The Office of the Comptroller of the Currency (OCC) terminated a 2015 consent order against Wells Fargo, reducing to nine, at last count, the number of enforcement actions under which the bank is operating.
The OCC issued the 2015 order for what it called unfair billing practices related to various third-party identity theft protection and debt cancellation products Wells Fargo sold to customers between 2004 and 2014. The bank charged some customers the full fee for the products even though they did not receive all of the credit monitoring services the products offered, according to the OCC.
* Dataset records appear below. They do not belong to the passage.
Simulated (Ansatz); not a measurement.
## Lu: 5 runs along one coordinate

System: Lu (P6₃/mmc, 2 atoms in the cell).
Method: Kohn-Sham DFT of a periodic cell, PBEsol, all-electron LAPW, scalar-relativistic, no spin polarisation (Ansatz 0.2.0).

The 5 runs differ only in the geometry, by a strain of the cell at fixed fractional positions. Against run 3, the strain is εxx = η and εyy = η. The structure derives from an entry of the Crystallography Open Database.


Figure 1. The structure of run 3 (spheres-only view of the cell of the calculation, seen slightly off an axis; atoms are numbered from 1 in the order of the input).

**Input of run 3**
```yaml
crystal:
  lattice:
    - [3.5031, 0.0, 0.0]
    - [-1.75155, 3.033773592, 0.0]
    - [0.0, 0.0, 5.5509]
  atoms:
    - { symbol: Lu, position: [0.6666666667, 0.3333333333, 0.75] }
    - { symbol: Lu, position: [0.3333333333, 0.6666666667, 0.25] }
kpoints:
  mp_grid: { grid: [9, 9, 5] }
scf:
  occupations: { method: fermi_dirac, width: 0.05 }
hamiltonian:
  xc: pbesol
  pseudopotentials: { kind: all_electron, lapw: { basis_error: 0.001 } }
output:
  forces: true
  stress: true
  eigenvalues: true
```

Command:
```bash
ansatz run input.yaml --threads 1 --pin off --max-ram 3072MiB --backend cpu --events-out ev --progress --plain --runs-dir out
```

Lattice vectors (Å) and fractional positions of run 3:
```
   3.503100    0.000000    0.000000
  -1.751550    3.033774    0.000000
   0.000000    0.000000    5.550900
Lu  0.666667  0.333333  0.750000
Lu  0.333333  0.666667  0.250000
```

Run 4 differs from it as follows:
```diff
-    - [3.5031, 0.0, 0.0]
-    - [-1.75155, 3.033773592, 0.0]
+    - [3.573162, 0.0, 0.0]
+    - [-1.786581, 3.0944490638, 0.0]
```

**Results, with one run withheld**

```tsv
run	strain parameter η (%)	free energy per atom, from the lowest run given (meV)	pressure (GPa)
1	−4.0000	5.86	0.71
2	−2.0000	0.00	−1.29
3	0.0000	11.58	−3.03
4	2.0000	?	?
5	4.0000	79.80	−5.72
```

“Wells Fargo’s top priority is building a risk and control infrastructure appropriate for its size and complexity,” the bank said in a statement Thursday, after the OCC posted its notice of termination, signed in December. “The termination of the 2015 consent order is a step in this work, as the company continues to focus on resolving legacy regulatory issues.”
Shortly after joining Wells Fargo in late 2019, CEO Charlie Scharf said his “primary focus” was “advancing our required regulatory work with a different sense of urgency and resolve, while beginning to develop a path to improve our financial results.”
He reinforced last week, during the bank’s fourth-quarter earnings call, that Wells Fargo’s regulatory recovery would be a “multiyear effort.”
The bank had 12 enforcement actions at the start of Scharf’s tenure. The OCC terminated a separate 2015 Wells Fargo consent order in January 2021. And the Consumer Financial Protection Bureau, in September, let a 2016 enforcement action expire. The OCC, however, fined the bank $250 million, also last September, for violating a 2018 consent order, in addition to persistent problems in its mortgage unit.
The termination comes after Wells Fargo compensated the customers harmed by the products cited in the 2015 order, which the bank said it stopped selling in 2017. However, the bank did not disclose the number of customers affected or the total cost of remediation.
The order pre-dates Wells Fargo’s 2016 fake-accounts scandal, which ties into several of the bank’s remaining enforcement actions — the most impactful of which may be a $1.95 trillion asset cap the Federal Reserve imposed on Wells in 2018.